Most large enterprises are multi-cloud by accident. AWS for one division, Azure because Microsoft was already there, GCP because the data science team wanted it. That is not a strategy.
I have heard "we have a multi-cloud strategy" in enough enterprise IT conversations that I started asking what people mean by it. The answer is almost always some variation of: we use AWS for our production systems, Azure because we already pay for Microsoft licensing, and Google Cloud because the data science team set something up a few years ago and now it is too embedded to move. That is not a strategy. That is an accident that acquired a name after the fact.
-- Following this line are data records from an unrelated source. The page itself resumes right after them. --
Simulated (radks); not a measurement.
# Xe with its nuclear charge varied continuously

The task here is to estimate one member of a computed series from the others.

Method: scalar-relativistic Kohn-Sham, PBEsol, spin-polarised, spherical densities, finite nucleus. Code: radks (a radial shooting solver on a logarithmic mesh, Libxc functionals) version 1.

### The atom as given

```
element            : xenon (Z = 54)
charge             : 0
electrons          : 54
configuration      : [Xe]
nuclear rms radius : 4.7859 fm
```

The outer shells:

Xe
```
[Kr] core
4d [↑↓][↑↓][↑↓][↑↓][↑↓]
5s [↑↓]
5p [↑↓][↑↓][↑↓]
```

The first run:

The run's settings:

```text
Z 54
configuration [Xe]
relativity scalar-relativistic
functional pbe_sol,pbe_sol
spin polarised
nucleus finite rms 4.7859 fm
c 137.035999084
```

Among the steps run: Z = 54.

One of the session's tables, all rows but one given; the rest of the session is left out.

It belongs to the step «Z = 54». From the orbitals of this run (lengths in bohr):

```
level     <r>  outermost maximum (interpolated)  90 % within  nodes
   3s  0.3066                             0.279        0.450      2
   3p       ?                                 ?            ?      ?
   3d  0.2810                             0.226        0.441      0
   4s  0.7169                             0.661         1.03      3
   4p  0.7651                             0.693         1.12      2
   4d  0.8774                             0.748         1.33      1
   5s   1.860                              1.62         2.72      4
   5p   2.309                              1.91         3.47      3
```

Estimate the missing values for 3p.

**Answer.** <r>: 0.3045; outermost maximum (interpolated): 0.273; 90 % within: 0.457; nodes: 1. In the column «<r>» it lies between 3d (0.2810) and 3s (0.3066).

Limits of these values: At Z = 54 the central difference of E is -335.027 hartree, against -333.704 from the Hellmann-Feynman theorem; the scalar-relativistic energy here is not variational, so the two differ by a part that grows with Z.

Gartner has noted that multi-cloud has become the default enterprise posture, with most large organizations using more than one cloud provider (see Gartner newsroom for current research, and I hedge any specific figures because I am working from public reporting rather than a verified report in front of me). The observation is directionally accurate. Multi-cloud is indeed the norm in large enterprises. What is much less common is multi-cloud by design, where workload placement across providers reflects deliberate decisions about latency, cost, regulatory compliance, redundancy, or data residency.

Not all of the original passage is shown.